Mill City Holdings’ next offering of reperforming mortgage bonds contains a lower portion of home equity lines of credit than any of the three deals it completed last year.
The $381 million Mill City Mortgage Loan Trust 2018-1 is a securitization of 2,242 loans, many of which were once delinquent but are now making timely payments, according to rating agency presale reports.
The loans are approximately 125 months seasoned. Approximately 50.9% of the pool has made timely payments for the past 24 months, 70.8% has been current for the past 12 months and 90.4% has current for the past six months.
Approximately 2.9% of the pool is comprised of first-lien HELOCs. Of these, 81.8% are temporarily frozen and currently ineligible for draws. However, these borrowers may regain access to their credit limits in the event the circumstances that caused the frozen line are cured. (Mill City will fund a HELOC Draw Reserve Account to purchase future draws from the related servicer.)
Certain HELOCs (18.2%) are permanently frozen and are no longer permitted for draws. The weighted average utilization rate for all the HELOCs is 98.3%.

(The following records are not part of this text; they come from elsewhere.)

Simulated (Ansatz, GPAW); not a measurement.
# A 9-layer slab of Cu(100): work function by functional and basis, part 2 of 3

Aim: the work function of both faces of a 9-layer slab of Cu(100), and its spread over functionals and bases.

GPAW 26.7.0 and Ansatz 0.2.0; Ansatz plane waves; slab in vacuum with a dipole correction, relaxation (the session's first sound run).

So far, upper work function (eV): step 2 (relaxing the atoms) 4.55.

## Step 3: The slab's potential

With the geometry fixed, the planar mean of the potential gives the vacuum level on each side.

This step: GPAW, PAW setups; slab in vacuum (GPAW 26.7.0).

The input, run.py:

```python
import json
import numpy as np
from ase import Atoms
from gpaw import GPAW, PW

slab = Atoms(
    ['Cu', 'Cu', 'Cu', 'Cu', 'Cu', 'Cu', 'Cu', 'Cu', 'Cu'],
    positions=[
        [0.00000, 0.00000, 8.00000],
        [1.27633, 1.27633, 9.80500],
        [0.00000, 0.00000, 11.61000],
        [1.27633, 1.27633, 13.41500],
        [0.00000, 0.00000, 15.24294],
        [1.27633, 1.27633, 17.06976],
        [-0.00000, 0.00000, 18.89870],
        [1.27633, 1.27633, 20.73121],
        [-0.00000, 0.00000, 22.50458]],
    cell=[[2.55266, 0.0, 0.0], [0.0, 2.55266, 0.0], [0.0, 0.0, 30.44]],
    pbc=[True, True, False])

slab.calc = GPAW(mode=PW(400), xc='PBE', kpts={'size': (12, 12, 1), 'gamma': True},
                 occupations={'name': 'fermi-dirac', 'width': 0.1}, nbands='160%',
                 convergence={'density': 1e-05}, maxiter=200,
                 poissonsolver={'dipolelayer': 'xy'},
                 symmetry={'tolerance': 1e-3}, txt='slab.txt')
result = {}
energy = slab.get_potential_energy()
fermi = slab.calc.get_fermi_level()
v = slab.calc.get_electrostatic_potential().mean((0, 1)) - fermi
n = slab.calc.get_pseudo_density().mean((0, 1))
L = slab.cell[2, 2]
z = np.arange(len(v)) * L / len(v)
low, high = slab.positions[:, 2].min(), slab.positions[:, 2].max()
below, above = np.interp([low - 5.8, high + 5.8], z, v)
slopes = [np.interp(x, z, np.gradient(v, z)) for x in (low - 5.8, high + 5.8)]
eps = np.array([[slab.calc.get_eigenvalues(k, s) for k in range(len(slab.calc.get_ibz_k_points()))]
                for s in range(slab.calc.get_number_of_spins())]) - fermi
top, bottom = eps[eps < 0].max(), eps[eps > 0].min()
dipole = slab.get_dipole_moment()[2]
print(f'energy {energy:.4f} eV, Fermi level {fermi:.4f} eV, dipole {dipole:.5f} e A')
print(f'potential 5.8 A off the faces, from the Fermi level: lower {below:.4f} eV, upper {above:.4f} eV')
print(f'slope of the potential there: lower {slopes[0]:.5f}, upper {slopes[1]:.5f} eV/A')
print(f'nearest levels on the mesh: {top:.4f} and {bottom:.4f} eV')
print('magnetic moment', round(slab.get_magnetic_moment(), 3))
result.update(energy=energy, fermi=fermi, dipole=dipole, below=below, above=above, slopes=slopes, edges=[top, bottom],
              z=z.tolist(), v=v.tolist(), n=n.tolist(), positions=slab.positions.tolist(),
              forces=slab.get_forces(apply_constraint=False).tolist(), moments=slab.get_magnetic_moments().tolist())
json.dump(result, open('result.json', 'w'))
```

By comparison, HELOC concentrations in the three deals completed last year ranged from 6.2% to 16.5%.
The overall pool consists 66.6% of fixed-rate mortgages, 19.5% of fixed step-rate mortgages and 13.9% of hybrid adjustable-rate mortgages. Approximately 2.7% of the loans have active IO features.
Shellpoint Mortgage Servicing, Fay Servicing ad Select Portfolio Servicing are the servicers.
DBRS expects to assign an AAA rating to the senior tranche of notes, which benefits from 36.2% credit enhancement. That’s slightly higher than the 35.75% credit enhancement on the comparable tranche of notes issued in the prior deal.